By Ardo Abdallah
BAUCHI, Nigeria (Reuters) - Nigerian soldiers retreated from Islamist group Boko Haram's last known stronghold in the country's northeast on Thursday, concerned the area was booby-trapped after three pro-government vigilantes were killed by a landmine.
A vigilante and a security source both confirmed the pullback from the Sambisa forest, a day after an offensive aimed at rooting out the insurgents.
"The soldiers have retreated to Bama because of mines. They had been on the road but that made them vulnerable, so they moved to the bush but there are mines planted there (too)," one soldier, who did not want to be named, told Reuters.
The Sambisa forest, a former colonial game reserve, is about 100 km (60 miles) from the village of Chibok, from where Boko Haram abducted more than 200 secondary school girls a year ago.
Intelligence officials believed they were being held in the forest, but U.S. reconnaissance drones failed to locate them.
"Three of our boys were killed by a landmine as we progressed into Sambisa. We've suspended going farther," Muhammad Mungonu, a member of a pro-government vigilante, told Reuters.
The militants controlled an area the size of Belgium at the start of the year, but have since lost much of that ground after a concerted push by militaries from Nigeria and neighbours Chad, Niger and Cameroon in the past two months.

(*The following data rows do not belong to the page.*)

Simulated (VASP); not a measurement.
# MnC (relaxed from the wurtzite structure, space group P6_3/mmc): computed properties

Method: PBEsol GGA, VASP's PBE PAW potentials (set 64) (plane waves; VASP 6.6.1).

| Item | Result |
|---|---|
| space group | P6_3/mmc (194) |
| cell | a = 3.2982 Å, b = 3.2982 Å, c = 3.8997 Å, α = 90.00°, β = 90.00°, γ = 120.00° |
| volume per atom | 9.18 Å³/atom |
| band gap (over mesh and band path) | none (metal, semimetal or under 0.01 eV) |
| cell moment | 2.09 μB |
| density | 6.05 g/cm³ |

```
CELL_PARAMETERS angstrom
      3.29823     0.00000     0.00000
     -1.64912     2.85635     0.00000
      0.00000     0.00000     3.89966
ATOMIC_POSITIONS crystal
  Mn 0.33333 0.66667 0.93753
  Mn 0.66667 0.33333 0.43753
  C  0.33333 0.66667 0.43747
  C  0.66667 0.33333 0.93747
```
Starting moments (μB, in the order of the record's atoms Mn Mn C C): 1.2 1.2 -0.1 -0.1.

Chadian military source said a joint military operation involving armies from Niger and Cameroon was expected to begin to encircle the Sambisa forest next week. Chadians will go in from the Cameroonian border where they have been massing troops.
Over the last six years, Boko Haram have killed thousands and kidnapped hundreds in a battle to establish an Islamic caliphate, a factor that cost President Goodluck Jonathan victory in Nigeria's March 28 election.